CAFC Declines to Change Venue Standard

Declined Rubber StampThe Federal Circuit panel today rejected TC Heartland’s Petition for Mandamus to direct the United States District Court for the District of Delaware to either dismiss or transfer the patent infringement suit filed against it by Kraft. Heartland had argued that the 2011 amendments to the venue statute have changed the patent venue standard to permitting venue only where a defendant resides or where the defendant allegedly infringes the patent and has a place of business. In rejecting Heartland’s petition, the broad availability of venue under VE Holding stands.

Title 28 U.S.C. chapter 87 governs venue in the district courts: Section 1391 addresses venue generally, and §1400(b) addresses venue for patent infringement, i.e., “the judicial district where the defendant resides, or where the defendant has committed acts of infringement and has a regular and established place of business.”  In Fourco Glass Co. v. Transmirra Products Corp., 353 US 222 (1957), the Supreme Court concluded that 1400(b) was the “sole and exclusive provision governing venue in patent infringement actions.” When §1391 was amended in 1988, to add “for purposes of venue under this chapter, the Federal Circuit in VE Holding Corp. v. Johnson Gas Appliance Co., 917 F.2d 1574 (Fed. Cir. 1990), cert. denied, 111 S. Ct. 1315 (1991) held that the plain meaning of the statute required that §1391(c) should be applied to §1400(b), thereby broadening venue to any state in which the corporation had sales.

The third and current iteration of §1391 was enacted in 2011. It was amended to replace “for purposes of venue” with “except as otherwise provided by law (1) this section shall govern the venue of all civil actions.” The distinction was noted by Heartland, which opened its oral argument with the statement: “This case turns on the meaning of six words: ‘except as otherwise provided by law.’” Heartland argued that the Federal Circuit’s holding in VE Holding no longer applies. In its petition, and in oral argument, Heartland argued that Congress intended to include federal common law limited to Supreme Court precedent, i.e., Fourco, to render the statutory definition of §1391(c) inapplicable.

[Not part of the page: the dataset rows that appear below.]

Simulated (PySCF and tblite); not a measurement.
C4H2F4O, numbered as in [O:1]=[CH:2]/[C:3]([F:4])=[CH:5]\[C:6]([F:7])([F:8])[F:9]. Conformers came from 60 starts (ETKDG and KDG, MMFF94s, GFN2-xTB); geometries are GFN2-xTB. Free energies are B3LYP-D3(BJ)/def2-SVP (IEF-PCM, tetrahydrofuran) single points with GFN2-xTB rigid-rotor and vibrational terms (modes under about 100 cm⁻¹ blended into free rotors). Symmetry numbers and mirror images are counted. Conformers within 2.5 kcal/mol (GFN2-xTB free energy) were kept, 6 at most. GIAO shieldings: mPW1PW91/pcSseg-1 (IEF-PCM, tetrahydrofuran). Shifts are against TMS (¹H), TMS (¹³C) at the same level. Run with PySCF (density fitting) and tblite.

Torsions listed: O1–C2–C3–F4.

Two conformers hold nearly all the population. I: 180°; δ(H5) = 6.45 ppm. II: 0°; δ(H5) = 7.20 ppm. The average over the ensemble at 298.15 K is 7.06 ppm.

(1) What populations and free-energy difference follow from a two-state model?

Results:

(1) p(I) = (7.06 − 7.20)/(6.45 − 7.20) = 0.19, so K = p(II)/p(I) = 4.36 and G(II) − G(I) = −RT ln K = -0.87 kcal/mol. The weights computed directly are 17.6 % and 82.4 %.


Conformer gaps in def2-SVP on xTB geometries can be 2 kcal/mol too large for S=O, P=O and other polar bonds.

The Court rejected Heartland’s argument, stating that “Heartland has not established that federal common law actually supports its position. Heartland asks us to presume that in the 2011 amendments Congress codified the Supreme Court’s decision in Fourco regarding the patent venue statute that was in effect prior to the 1988 amendments. We find this argument to be utterly without merit or logic.”

The Court stated that under its binding precedent, VE Holding, it had previously found that the Supreme Court’s decision in Fourco to be no longer the law because in the 1988 amendments Congress had made the definition of corporate residence applicable to patent cases. Accordingly, “in 1988, the common law definition of corporate residence for patent cases was superseded by a Congressional one. Thus, in 2011, there was no established governing Supreme Court common law ruling which Congress could even arguably have been codifying in the language ‘except [as] otherwise provided by law.’”

Regarding Congressional intent, the Court explained, “Heartland has presented no evidence which supports its view that Congress intended to codify Fourco in its 2011 amendments, in the context of considering amending the patent venue statute, Congressional reports have repeatedly recognized that VE Holding is the prevailing law.”